Microsoft today said that 270 million “active users” are running Windows 10, the first update to the metric in almost four months.
The refreshed figure was offered up by Terry Myerson, the executive who runs Microsoft’s devices and operating systems, during the keynote that kicked off Build, the Redmond, Wash. company’s annual developers conference.
Like January’s 200 million, today’s figure was expressed in a software-as-a-service style, measuring not installations or daily activity, but the number of people who ran Windows 10 at least once in the past 30 days.
Microsoft’s Windows 10 claim included not only personal computers, but also tablets, phones and Xbox game consoles. Microsoft’s telemetric technologies in Windows 10 let it “see” when those devices were turned on and used by customers.
Analysts earlier this week had stressed that Microsoft had to show progress in Windows 10 adoption, since that pool of people is a crucial factor in attracting developers, the audience Myerson addressed today.
Jan Dawson of Jackdaw Research and Patrick Moorhead of Moor Insights Strategy both forecast Microsoft’s number: Dawson pegged it at 250 million, while Moorhead tapped 275 million.
Myerson also revealed Microsoft’s name for its next major upgrade to Windows 10 and a general release timetable: He labeled it “Anniversary Update” and said it would ship “this summer.”
Windows 10 launched July 29, 2015; if Microsoft strictly interpreted the update’s name, it would debut that date this year.
Not surprisingly, Myerson said nothing about additional upgrades in 2016, but reports have circulated that the company will, in fact, issue just one this calendar year, holding the next until the spring of 2017.

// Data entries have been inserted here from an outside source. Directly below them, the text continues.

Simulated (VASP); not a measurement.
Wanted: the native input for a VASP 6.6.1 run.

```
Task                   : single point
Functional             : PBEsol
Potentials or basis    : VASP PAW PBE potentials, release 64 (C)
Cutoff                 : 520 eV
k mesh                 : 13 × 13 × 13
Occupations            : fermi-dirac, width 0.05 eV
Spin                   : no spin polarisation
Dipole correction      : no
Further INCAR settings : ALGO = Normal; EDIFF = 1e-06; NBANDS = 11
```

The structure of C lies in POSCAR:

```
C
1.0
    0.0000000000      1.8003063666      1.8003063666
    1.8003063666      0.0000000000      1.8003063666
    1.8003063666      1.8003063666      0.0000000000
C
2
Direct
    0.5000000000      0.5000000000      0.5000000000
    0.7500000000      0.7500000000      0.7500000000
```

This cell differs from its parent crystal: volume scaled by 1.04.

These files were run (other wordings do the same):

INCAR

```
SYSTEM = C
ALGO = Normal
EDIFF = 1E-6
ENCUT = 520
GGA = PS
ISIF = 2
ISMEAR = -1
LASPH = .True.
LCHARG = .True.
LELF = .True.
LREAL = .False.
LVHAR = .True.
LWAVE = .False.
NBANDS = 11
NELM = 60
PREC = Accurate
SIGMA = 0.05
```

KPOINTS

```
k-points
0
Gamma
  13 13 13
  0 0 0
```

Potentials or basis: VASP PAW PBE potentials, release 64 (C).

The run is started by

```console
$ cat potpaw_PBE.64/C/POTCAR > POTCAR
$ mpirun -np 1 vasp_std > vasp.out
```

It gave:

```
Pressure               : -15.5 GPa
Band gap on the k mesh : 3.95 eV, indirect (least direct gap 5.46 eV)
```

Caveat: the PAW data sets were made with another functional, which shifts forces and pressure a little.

Although Microsoft once pledged to upgrade Windows 10 three times each year, not long after the OS’s official release it hinted at a slower cadence by repeatedly referring to the frequency as “two to three” times a year rather than the former formal standard of three.
Earlier this month, Gartner analyst Steve Kleynhans noted the mismatch between previous promises and the real-world execution, and explained it as Microsoft trying to work out how much it was able to do and what customers, especially large corporations, were willing to accept.